On Monday nights, Gunshow, a trailblazing new restaurant in southeast Atlanta, is closed for business. But on a late March Monday night, the restaurant was open for Lauren Holt's composition course for non-native speakers of English.

The lesson was on blending culture through food; food as memory; and food as a way to memorialize and recollect. And the medium was banana pudding.

The big question: How are food and culture related? "There's no perfect answer though that makes it a useful guiding question for any class especially for my current students," said Holt.

Lauren Holt

Lauren Holt. Emory Photo/Video.

Holt was awarded a mini-grant from the Center for Faculty Development and Excellence (CFDE) to arrange an evening of discussion around food and culture with Gunshow founder and TopChef finalist Chef Kevin Gillespie and Gunshow Chef de Cuisine Joey Ward.

"I hope that when students leave my writing courses they have become savvy communicators across a number of genres, both as creators and as audiences of all sorts of texts.  Food happens to be the topic through which students practice the skills necessary to achieve these goals in this particular course, and I have been mindful of connecting this event to our rhetorical objectives," Holt said.  

"This course is part of the Emory Writing Program's Domain of One's Own pilot, an initiative that requires students to curate their own websites and publish their writing digitally, so my students have spent some time analyzing and then blogging about Gunshow's web presence, television and print interviews Kevin has given about their mission, and profiles of the restaurant itself." 

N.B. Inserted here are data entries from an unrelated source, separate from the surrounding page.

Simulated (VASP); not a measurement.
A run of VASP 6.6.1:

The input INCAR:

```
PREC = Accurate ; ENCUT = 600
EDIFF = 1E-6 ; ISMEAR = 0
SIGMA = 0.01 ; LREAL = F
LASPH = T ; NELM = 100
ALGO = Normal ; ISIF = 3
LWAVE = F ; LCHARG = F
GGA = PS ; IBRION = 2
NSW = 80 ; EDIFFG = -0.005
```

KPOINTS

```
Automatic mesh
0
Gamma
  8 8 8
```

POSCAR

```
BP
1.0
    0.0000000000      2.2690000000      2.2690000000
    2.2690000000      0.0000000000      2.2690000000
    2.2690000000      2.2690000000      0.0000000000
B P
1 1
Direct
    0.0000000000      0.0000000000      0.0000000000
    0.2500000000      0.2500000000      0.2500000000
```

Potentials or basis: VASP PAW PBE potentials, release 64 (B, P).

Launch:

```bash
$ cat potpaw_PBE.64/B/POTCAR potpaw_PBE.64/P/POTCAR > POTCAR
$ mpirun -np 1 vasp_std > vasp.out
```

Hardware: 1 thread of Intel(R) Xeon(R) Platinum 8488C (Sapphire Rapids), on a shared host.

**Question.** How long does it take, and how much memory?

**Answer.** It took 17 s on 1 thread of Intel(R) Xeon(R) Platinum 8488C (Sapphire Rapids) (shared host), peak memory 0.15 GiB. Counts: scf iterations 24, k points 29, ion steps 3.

Some degree of experience and expertise, to me, seems especially important for international students who we are asking to communicate in their second or third or sometimes even fourth language. I value the diversity of experience they bring to class" Holt said, whose classes include students from China, Korea, Nepal, Tibet, India, and Turkey.

Food experiences "pretty closely parallel what my students explain they are experiencing right now in terms of intersections of food cultures they left at home with their families and those they are discovering here at their new home in Atlanta," she said. "As they try to find a way to remember and relive the dishes that might be nostalgic for them in a place that is still quite foreign, they are also trying new things and trying to become part of this new culture."

"Gunshow is one of my favorite restaurants in Atlanta. Their food is amazing, of course, but I am especially drawn to it because Kevin and Joey and the rest of the team think about food similarly to how my students and I have been thinking about it this semester. Its value extends beyond nourishment — though nourishment is important – to include the social and cultural currency that food can carry," she said.

The lesson

Gillespie told the students seated at Gunshow's communal tables, "Joey and I decided we wanted to tell our own personal stories through the food that we make," noting that "the goal was to every day craft a new menu, make whatever food each person who was cooking felt compelled to do.

"We're tasked with treating the strangers who come to our restaurant like family. So when we make food, we sit down with them, we talk with them and walk them through the things that we make.

"And we hope that somewhere in the whole meal in the process of it they'll have a bite that reminds them of something, that draws them in and that's the key to our success. 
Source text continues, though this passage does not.